The viability of this route would depend on population numbers. It makes all the sense in the world to go San Diego to Tijuana to Ensenada, but from there you have a few choiuces to make. Following Mexico Highway 1 south of Ensenada can be done (there are gaps in the mountain ranges to make this work), but unless there is a lot of good reason to run trains in this direction I wouldn't do this if I was going from Los Angeles down the Peninsula. The terrain rather forces a railroad inland between Ensenada and Colnett, and while running down the coast from there is relatively easy (very easy from Colnett to El Soccorito - it's a flat coastal plain), south of there is gets tricker. Not impossible, but the line from El Rosario de Arriba to the Gulf of California side pretty much has to follow the Highway 1, and the rise over (or through) El Aguajito is gonna be tough and expensive to build. You'll want to get as many people and as much business as you can along the coastal plain to stimulate demand for the route to work.
Would there still be enough room for the ATSF to run an extension of the Surf Line at least to San Quintin?
 
@TheMann another thing that I had factored into my idea for a Tanzania rail line was the idea for Jan Smuts to be able to keep power after the 1948 elections. Now, I do remember that you posted previous ideas where South Africa saw a bit of an immigration boom which helped Smuts stop the National Party in '48.

That said, perhaps as a whole expanding a 3' 6'' Tanzania network would be better left for the 1990s? Perhaps as part of a global renaissance for railroads?
 
If Baja is a US state and the rest of Mexico isn't involved here, it makes no sense to do this line in anything other than standard gauge, and figure out how to have more people live here, starting with water supply and economic reasons. If Mexico is prosperous car ferries from the ocean terminal at Topolobampo to La Paz would be a good connecting route as well.
To be fair, I did imagine the narrow gauge wouldn't last long due to Southern Pacific taking over the line soon after it began construction.
 
@TheMann another thing that I had factored into my idea for a Tanzania rail line was the idea for Jan Smuts to be able to keep power after the 1948 elections. Now, I do remember that you posted previous ideas where South Africa saw a bit of an immigration boom which helped Smuts stop the National Party in '48.
That kneecaps Apartheid but doesn't solve the problems with race in South Africa. It keeps the Afrikaner-supremacist types out of office in Pretoria but white rule is still going to come under fire at some point, and Rhodesia is completely unsaveable unless one is prepared to continue white rule in these places and all of the problems that causes.

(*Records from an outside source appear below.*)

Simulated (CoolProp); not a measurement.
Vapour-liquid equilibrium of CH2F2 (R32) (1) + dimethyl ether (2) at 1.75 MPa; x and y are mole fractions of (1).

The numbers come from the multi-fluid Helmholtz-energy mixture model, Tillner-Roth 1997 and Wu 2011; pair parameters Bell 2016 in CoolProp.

What one needs to do with South Africa after WWII is allow its economic growth after the war (which was FAST until the early 1970s) to continue, which also had the benefit of knocking its unemployment rate down massively. If you can prevent the massive loss of education that the apartheid era directly created after this point and get South Africa on the path to majority rule in the late 1960s (doesn't have to be a fast improvement, but the smoother you can do this the better) and keep that government from engaging in self destructive behavior you could see South Africa make its way into the ranks of the first world by the late 1980s, almost certainly taking Botswana and Namibia along with it. Rhodesia is a much harder nut to crack because of many of the same reasons as the apartheid state.
 
doesn't have to be a fast improvement, but the smoother you can do this the better
One idea I did have was for some of the more insane laws to be cut back a little. For example, black railwaymen being allowed to operate locomotives.

Related topic but I've been reading the soul of a railway website, which has some magnificent photos of South Africa's steam operations from the 60s and 70s.
Botswana and Namibia along with it
I know Namibia would tag along because it was SW Africa, but how would Bostswana be part exactly?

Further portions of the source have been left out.